Correct, but I was thinking perhaps how DBC affects how the rest of the code is written, ie the method containing line 770 might have:
require not entity.abstract
callers of this method would then write into their code a real runtime check that they are not passing abstract (because they have perhaps run the system and been caught by the development-time requires clause).
3) Integrate checks into the build process or into Interface Builder so that you are not allowed to do anything that might result in a fetch against an abstract entity in the first place (this is the difficult option).
That would require static Java analysis and probably more than a fair bit of intelligence. A RuntimeException seems like the more appropriate solution.

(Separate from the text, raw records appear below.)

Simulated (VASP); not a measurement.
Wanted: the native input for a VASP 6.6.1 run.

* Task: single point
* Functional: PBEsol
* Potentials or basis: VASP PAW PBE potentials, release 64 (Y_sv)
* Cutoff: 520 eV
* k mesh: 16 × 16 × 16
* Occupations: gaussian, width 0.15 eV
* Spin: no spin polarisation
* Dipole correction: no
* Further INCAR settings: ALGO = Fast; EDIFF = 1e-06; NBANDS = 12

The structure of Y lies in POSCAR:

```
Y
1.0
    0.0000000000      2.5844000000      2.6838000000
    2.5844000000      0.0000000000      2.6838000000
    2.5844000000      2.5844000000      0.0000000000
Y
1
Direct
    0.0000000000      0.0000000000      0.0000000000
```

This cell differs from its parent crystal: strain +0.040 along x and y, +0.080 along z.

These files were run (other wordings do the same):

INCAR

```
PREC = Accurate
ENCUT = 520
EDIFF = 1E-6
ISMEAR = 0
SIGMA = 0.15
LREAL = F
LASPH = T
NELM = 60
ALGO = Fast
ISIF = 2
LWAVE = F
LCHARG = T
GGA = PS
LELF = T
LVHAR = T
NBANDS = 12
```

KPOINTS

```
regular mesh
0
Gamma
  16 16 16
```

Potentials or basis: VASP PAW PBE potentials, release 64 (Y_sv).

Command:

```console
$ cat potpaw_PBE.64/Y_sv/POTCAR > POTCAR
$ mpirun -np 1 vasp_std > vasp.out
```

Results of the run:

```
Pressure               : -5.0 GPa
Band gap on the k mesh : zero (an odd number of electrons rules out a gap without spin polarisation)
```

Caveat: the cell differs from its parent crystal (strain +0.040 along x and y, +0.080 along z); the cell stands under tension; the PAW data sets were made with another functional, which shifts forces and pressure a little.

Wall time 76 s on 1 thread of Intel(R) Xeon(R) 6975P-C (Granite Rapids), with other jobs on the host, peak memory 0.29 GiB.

I wasn't thinking of Java analysis, but something like a check in IB that a display group was not getting its data source from an abstract entity. In other words better integration between EOM and IB and Xcode, but that would probably need a fair bit of reengineering.
I think if all these traps for the unwary/newbie that are documented in these groups made their way into Apple's code so that the traps did not exist in the first place, WO would be a much better development environment akin to type checking in languages.
Yep, just a question where Apple sees value in allocating its resources. And is _is_ a hardware company. I'm just happy that WO made it into Xcode and is getting a new EOModeler and WOBuilder.
I agree, it's good that Apple has now got a way forward for WO. You'd think with all these industry leading development tools that Apple's focus would become more development centric – that's the way into the corporate market where you have to have a good customer/vendor relationship. I'm not sure Apple is good at promoting hardware either. On TV this morning was a give away of a Windows XP system, "Media Centre Edition" – which is just what some MS marketer made up, because different editions of OSs is meaningless.
I don't know if you can categorize these kinds of issues as "bugs", so how does one get this message to Apple? Does anyone from Apple actually read these groups?
They do, at least on occasion. I don't know that they read each and every message. But this is not an appropriate or effective means of reporting bugs, wished for enhancements etc. Those need to be filed at http://bugreport.apple.com. Only things reported there will ever get changed.
I have a good list there already, but most have just been 'open' for months. I don't really want to hold them up fixing real defects by submitting wishlists. Oh well.